This is an article that was written for The Summit, the Stonehill College student newspaper. Carolyn is taking a service-;earning course on leadership and is working to organize Stonehill students to come to the Federal Reserve Meeting in Brockton
Federal Reserve Coming to Brockton
Stonehill Students Help Organize One of Nine National Town Hall Meetings
By Carolyn Powers
On November 1st, 2009 members from the Obama Administration, the Federal Reserve, and Congressman Barney Frank will be hosting one of nine national town hall meetings in Brockton. Focusing on the current foreclosure crisis sweeping across our nation, this meeting is the only one of its kind being held in the North East.
Thousands of people will be coming from all corners of our northern states to voice their opinions on this matter. These people have lost their homes, their lives have been turned upside down, and they are finally getting the chance to have our federal government hear them out.
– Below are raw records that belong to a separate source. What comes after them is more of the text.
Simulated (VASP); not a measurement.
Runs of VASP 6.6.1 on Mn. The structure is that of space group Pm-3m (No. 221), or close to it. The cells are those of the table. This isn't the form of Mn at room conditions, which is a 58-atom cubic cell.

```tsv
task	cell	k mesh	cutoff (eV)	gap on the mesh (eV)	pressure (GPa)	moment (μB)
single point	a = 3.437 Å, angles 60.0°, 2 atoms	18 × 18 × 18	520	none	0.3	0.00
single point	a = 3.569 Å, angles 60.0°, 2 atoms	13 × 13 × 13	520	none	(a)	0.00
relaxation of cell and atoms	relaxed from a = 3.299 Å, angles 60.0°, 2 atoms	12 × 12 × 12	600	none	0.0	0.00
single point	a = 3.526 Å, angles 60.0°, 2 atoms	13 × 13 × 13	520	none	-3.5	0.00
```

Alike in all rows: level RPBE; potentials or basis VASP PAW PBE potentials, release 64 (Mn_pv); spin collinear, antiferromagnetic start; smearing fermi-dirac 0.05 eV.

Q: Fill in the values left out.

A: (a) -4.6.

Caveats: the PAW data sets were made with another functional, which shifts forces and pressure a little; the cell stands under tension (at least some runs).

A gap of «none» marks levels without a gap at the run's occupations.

How aware are you about this crisis? Do you know this is going on?
Imagine you have 30 days to get out of your dorm room. No chance to fight it, you’re out. Reslife won’t listen to your cries, your parents can’t help you, you’re evicted. What would you do? Where would you go?
For over 3 million families in America, this has become their reality. A foreclosure epidemic is in full effect. When Katrina blew through New Orleans, 133,000 families were left homeless. Hundreds of thousands of people were left to find other places to live across the country. Now, 30 times that number have been displaced.
The cause of these evictions stems back to around 2003. Around this time, low-income families began being fed faulty subprime loans. These loans were distributed by privately owned, non-regulated mortgage companies. With no necessary background information, or income statement, families were given the opportunity to finally live up to the American dream; they could own their own home. But there was a catch; hidden in the mountain of paperwork associated with mortgages were hidden fees and plans to increase interest rates.
This is when the house of cards fell. Families who had been able to make their payments suddenly were unable to. It soon became a struggle to pay off their loans and they ultimately couldn’t do it anymore. To make matters worse, their banks wouldn’t meet with them. They were simply evicted.
As a result of this our economy has suffered tremendously, millions of jobs have been lost, homelessness has increased, violence is on the rise, the amount of abandoned buildings is overwhelming, health risks have risen, and the list goes on.
The other problem is that this is not just affecting the low-income families; it is affecting you. As college students here at Stonehill, it is often easy to feel protected by our bubble. These foreclosures aren’t kicking us out of our dorms; they aren’t making us feel unsafe or unprotected. But the reality is we are not going to be protected forever. Someday soon we are all going to graduate, apply for jobs, purchase homes, and do all the things that grownups are supposed to do. But right now, at the state our economy is in, this is not going to be the easiest task.
We have all heard our parents and older peers tell us how brutal the workforce is right now. Hearing that it is impossible to get a job these days is not new news. But what are we doing about this problem?
Here at Stonehill, students have organized with Brockton Interfaith Council to help coordinate one of nine National Town Hall Meetings about the foreclosure crisis. On November 1st at 6:00pm, members of the Obama Administration, the Federal Reserve, and Congressman Barney Frank will be hosting a meeting open to the public. Stonehill will be providing transportation for all students who are interested in attending.
By attending this meeting we are showing the Federal Government that we care about these foreclosures and about our future. If we show up in large numbers from this campus we are showing that Stonehill cares. We want our national leaders to recognize the fact that we care about the decisions they make because these decisions affect us. It is vital that we make our mark. These foreclosures have evicted over 3 million families and it is time they stop.